Planning used to entrench ‘duopoly’

Just about every politician and consumer advocate with a spare soapbox is on it railing about the Coles/Woolworths duopoly and how it wrecks competition in Australia. The theory is that these two dictate to the market through sheer volume of trade, thus calls for limitations on their size are warranted. In reality in a competitive market place there is no room for the state to start dictating market share, consumers will do that for you.

If they are ripping off consumers those shoppers will go elsewhere, unless there is no alternative to go to. In reality these two are at war for market share, but if there is little in the way of other competition, perhaps there are reasons for this other than predatory pricing. It seems that this is showing in a news item today.

Westfield is opposing the development of an Aldi complex at Taigum on Brisbane's north side in the Brisbane District Court. Council approved Aldi's application for the store subject to conditions. Westfield’s closest development is two suburbs away at Chermside but Westfield argues that the Aldi store would "unduly impact on the other retail development in the area:"

The documents filed by law firm Minter Ellison on behalf of Westfield also claim there "is no demand in the area for the proposed development" and it would create "unacceptable traffic impacts."

"The application does not incorporate sufficient car parking on the land," reads the document.

"Unacceptable traffic will be generated by the proposed use into Roghan Road and Handford Road and the proposed access arrangements for the development into other streets are not acceptable.”
While some of the more naïve among us, and those who seem to be against any development good or bad, may applaud Westfield’s concern for the civic amenity, there is in reality no doubt that this constitutes anticompetitive behavior. While critics tend to concentrate on predatory pricing as the issue, the reality is, that planning regulations create the situation where a major retailer is able to stop or delay the arrival of a competitor.

Recently in this area, a developer had to wait for two years to get council approval for a shopping centre on the western side of the river, which is regularly cut off by floods. Residents have been urging this development for years. Looking at this it is little wonder that competition is sparse, given that millions were invested in land, market research, and building plans etc. You would need to be pretty determined just to put up with this crap.

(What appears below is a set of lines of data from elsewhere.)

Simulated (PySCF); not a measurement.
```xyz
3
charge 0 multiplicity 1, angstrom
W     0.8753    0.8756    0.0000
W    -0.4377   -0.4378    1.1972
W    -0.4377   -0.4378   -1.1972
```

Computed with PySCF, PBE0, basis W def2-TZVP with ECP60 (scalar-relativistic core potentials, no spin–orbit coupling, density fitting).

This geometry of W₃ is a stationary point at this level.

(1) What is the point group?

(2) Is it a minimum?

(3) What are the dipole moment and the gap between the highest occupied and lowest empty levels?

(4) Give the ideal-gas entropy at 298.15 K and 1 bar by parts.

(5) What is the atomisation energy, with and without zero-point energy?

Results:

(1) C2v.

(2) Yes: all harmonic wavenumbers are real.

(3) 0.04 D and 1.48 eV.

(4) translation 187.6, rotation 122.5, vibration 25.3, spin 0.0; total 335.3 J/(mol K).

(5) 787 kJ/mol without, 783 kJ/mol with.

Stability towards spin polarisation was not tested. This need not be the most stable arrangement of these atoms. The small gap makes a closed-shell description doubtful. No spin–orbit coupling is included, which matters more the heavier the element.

On an SBS Insight program, “Going Shopping,” this issue was debated and some aspects of anti-competitive government action were brought out by Graeme Samuel, Chairman of the ACCC and Craig Emerson, the Minister for small business. Transcript Here. Some of the more interesting comments were as follows:
GRAEME SAMUEL: What becomes of concern to us is if there are barriers to entry or expansion by other players. For example, until recently, there was a major barrier to expansion by the IGA group, by Franklins, by Aldi, indeed by Cosco in terms of locating site where they can open stores. …

CRAIG EMERSON: …. But when you have such restrictions such as centers policy, which basically say the only place you can set up a retail outlet is in a big shopping centre and it's against the law to take on that competition anywhere else, that is anti-competitive. …

CRAIG EMERSON: Anti-competitive elements in the zoning laws. That is where people use the zoning laws, sometimes very frivolously to just object and object and object. This could be bigger players or smaller players, jam the system up. Some one might be saying I want to set up and take on this other outlet and they can't because it goes to court, there are appeals and it goes on and on. It is all nothing to do with amenity, with traffic management. It's all designed about someone who is there, saying, "I don't want competition". Who loses out of that? Consumers.
While the government and the press blame the two main retailers for the lack of competition it is mainly caused by the difficulties caused to potential competitors by their own idiotic interference in the market. The answer is not more regulation, the answer is for them to get the hell out of the way and let natural market forces sort the whole mess out.